Wednesday, March 18, 2009

I have a dream. I'll tell you what it is for £1.70

Martin Luther King's speeches, you might think, are so important they should be shared, and repeated, and used freely.

But King copyrighted them, and since his death, his estate has fought to ensure that use of his words generates revenue. Now, in order to squeeze a few extra quid out the man, they've signed up EMI to manage the rights.

Yes. EMI. The company are ecstatic:

Roger Faxon, the chief executive of EMI's music publishing division, said the move was not much of a departure for the music company because “extracts of many of his speeches are already used in musical compositions - and because we have expertise in ensuring that there is a proper licensing regime for intellectual property”.

Extracts of his speeches have turned up in songs, so it's not that different really. Likewise, EMI has released songs in which people play pianos, which means they'd be the perfect people to move a baby grand from one country to another.

And let's just take a second to review Faxon's assertion that EMI are some sorts of experts in ensuring licensing regimes. EMI. It's not like their business has spent the last decade flapping round like a plastic bag in a hurricane as their stuff vanishes off into darknets and peer-to-peer networks while their 'experts' suggest that suing single parents and postmen for tens of thousands of pounds is the answer, is it? Good lord, if EMI are experts in ensuring maximised revenue in an online marketplace, you'd hate to meet someone who only had half a clue, wouldn't you?

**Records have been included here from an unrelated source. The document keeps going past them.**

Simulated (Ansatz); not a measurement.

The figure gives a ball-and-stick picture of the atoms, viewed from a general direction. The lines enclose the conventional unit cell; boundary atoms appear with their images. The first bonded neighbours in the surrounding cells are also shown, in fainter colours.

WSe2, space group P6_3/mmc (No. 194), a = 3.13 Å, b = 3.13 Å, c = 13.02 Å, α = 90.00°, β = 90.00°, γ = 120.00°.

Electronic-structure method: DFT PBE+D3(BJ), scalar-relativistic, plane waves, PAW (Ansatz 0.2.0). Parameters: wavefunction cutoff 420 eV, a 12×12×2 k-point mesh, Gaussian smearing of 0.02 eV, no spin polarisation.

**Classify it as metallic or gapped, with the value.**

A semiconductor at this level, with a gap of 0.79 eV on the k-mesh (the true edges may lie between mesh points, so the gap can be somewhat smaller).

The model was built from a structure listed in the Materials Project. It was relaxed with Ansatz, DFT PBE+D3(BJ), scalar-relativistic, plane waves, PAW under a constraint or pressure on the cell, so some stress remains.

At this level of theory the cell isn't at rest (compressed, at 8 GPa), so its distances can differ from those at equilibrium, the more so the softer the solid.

To be fair to the estate of Martin Luther King, the idea of appointing licensing 'experts' isn't totally motivated by greed, as revenue from the use of his speeches does help fund the Atlanta King Center:
Dexter S. King, chairman and chief executive of the King Estate, said that it wanted EMI “to monitor and bring under compliance the unauthorised usages of Dr King's words and intellectual property on the internet and digital media”, which would “increase the King Estate's ability to preserve, perpetuate, and protect the great legacy of Martin Luther King”.

Is strangling the rights to use his words really the best way to do that, though? If you really want to ensure King's legacy, does forcing people to pay to quote his most inspirational words really help with that in the long term?